Toner wants to play for Ireland again. But at 34-years-old it's all as much about peace now. Peace is the word. More peace, less panic.

“As you say,” he says. “I am a little bit at peace with it.” It being the unmentionable.

“Obviously Andy rang me before the squad was announced and he said, ‘you’re not in the squad this time but you’re still on the periphery’. It’s a little different looking at the games at home on the couch. But I kind of enjoyed watching lads playing and going well and seeing lads getting new caps. Yeah, it was alright.”

Enjoyed watching? Couch? Alright? Toner is not even thinking of how the Irish lineout might be fixed for the Six Nations. He knows Peter O'Mahony, Iain Henderson, James Ryan and the rest can unpick that.

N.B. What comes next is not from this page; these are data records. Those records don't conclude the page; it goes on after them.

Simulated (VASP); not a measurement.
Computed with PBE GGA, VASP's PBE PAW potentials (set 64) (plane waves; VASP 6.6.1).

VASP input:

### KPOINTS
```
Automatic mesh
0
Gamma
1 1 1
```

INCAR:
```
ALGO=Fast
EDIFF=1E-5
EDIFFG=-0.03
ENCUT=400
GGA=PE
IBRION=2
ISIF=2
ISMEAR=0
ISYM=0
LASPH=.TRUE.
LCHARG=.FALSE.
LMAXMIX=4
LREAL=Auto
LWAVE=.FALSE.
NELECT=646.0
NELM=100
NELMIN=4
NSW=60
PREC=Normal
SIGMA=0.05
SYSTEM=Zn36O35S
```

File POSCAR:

He’s not obsessing about the wind or the hooker’s pitch, what jumpers the opposition will be throwing up to challenge. It’s all about eight people, he says. Maybe nine, if the scrumhalf is involved. He can’t flick a switch. Anyway, he’s even not in the Irish camp. It’s not his baby.

“As I said, I’m a little bit at peace,” he says again, disarmingly, just as his audience are looking for a rip him a new one, I’m not done yet with the green shirt theme.

“If I don’t get picked again, I’ve got 70 caps for Ireland. I’ve won a fair bit and I’ve played well when I did. So, I would probably be happy enough. Know what I mean?”

A blessing

No. Not even a bit. Where is the sense of confusion in the new dystopian non-camp world, where is the grinding angst, the bitterness. Where is the grief for the rolling fairways at Carton House, the sense of loss for the towel-slapping levity of the ‘team room’. Maybe this is Toner in controlled meltdown, all karmic and josh stick. Kiddie talking about it too.

“I was at home for the whole of camp,” he says. “And we’ve a little 12-week-old at home. I would have found it fairly hard to leave my wife and two children to go into camp for eight weeks and not be able to go home. It would have been fairly hard for her not having the help at home. So, it was probably a blessing in disguise that I wasn’t involved. I’m probably a bit at peace to be honest.”

To be honest, Toner hasn't always been suspended in a stoic, glass-half-full setting. When the 2019 World Cup "happened" that was the time he says. What "happened" was Joe Schmidt decided he was one lock too many for the trip to Japan with Ryan, Henderson, Jean Kleyn and Tadhg Beirne preferred options.

That was hard. He had 67 Irish caps. At the time his international career seemed to have come to an end in a World Cup fireball. But it didn't. Since then, he has played three more times with Ireland and tapped into the current zeitgeist of chill and Netflix with the kids asleep upstairs.

“Yeah. I’ve had a long time to think about it,” he says. “I’m very realistic that it was going to happen eventually. I try to be optimistic about everything. Not putting on a brave face but being energetic when you come in.

“With a young family at home, it’s hard being away for so long and not being able to help. We kind of said it was a bit of a good thing to be home to help. I’ve got Max as well who was three in September. It focuses you more. So, when you’re outside of Leinster Rugby, you’re not thinking about rugby at all.”

There’s a brand new peaceful theme in town. It goes, when the world stops watching, it doesn’t have to end as well.